Internal CFD can model the airflow within a space in microscopic detail and is therefore an excellent tool to be used in assessing the performance of a building HVAC system. With CFD you can quickly study the variation in flow patterns due to the space conditions which means consideration such as occupant comfort, air mixing, age of air and pressure distribution for diffuser selection can all be assessed. The CFD model can be constructed to include the specifics of the space environment such as furniture arrangements which will have a direct effect on airflow direction along with capitalising on surface boundary data, temperatures and flow rates, available from an energy model to enhance the model quality.
For example things get a tricky when the space size increases and ventilation strategies are non-traditional. Take the example of a large auditorium which are now typically designed to have underfloor plenums and swirl diffusers with the overriding assumption the flow will be uniformly distributed across the various swirl diffusers. Time and again the design team will fail to account for the stratification caused by the inclined shape of the auditorium due to uniform distribution of flow through the diffusers. The audience near the speaker will report the seating to be cold whereas those at back will report it too warm.
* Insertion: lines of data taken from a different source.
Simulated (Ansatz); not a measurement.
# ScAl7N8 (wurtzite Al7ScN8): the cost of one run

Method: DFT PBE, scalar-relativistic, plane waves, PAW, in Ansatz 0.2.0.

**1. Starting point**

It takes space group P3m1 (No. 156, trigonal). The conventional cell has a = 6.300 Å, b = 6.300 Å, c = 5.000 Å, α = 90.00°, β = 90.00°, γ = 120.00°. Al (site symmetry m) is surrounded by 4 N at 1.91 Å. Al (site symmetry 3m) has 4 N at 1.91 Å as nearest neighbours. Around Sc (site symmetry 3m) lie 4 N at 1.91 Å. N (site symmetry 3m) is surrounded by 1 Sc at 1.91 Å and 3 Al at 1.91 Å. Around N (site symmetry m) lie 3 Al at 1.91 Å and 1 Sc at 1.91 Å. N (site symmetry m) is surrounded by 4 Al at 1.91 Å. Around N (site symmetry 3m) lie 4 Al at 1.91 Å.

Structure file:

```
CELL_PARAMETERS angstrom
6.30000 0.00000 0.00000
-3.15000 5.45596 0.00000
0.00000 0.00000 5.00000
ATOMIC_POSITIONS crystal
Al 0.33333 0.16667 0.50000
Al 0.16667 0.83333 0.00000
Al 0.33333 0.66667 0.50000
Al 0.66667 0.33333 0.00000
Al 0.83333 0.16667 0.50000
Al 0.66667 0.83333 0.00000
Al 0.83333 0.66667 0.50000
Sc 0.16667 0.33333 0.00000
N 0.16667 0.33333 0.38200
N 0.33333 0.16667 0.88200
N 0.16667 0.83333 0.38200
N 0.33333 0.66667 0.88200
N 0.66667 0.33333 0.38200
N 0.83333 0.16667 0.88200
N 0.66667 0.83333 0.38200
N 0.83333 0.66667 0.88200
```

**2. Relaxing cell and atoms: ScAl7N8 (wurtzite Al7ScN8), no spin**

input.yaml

Sometimes there is limited space to ‘package’ the underfloor plenum and could cause unfavourable non-uniform distribution of flow across the diffusers due to unexpected pressure variation in the plenum. The quick solution is to reduce the size of opening of the swirl diffusers in the front of the auditorium and increase it at the back. However if the diffusers are non-adjustable then it becomes a difficult conundrum to solve but completely avoidable if modelled beforehand.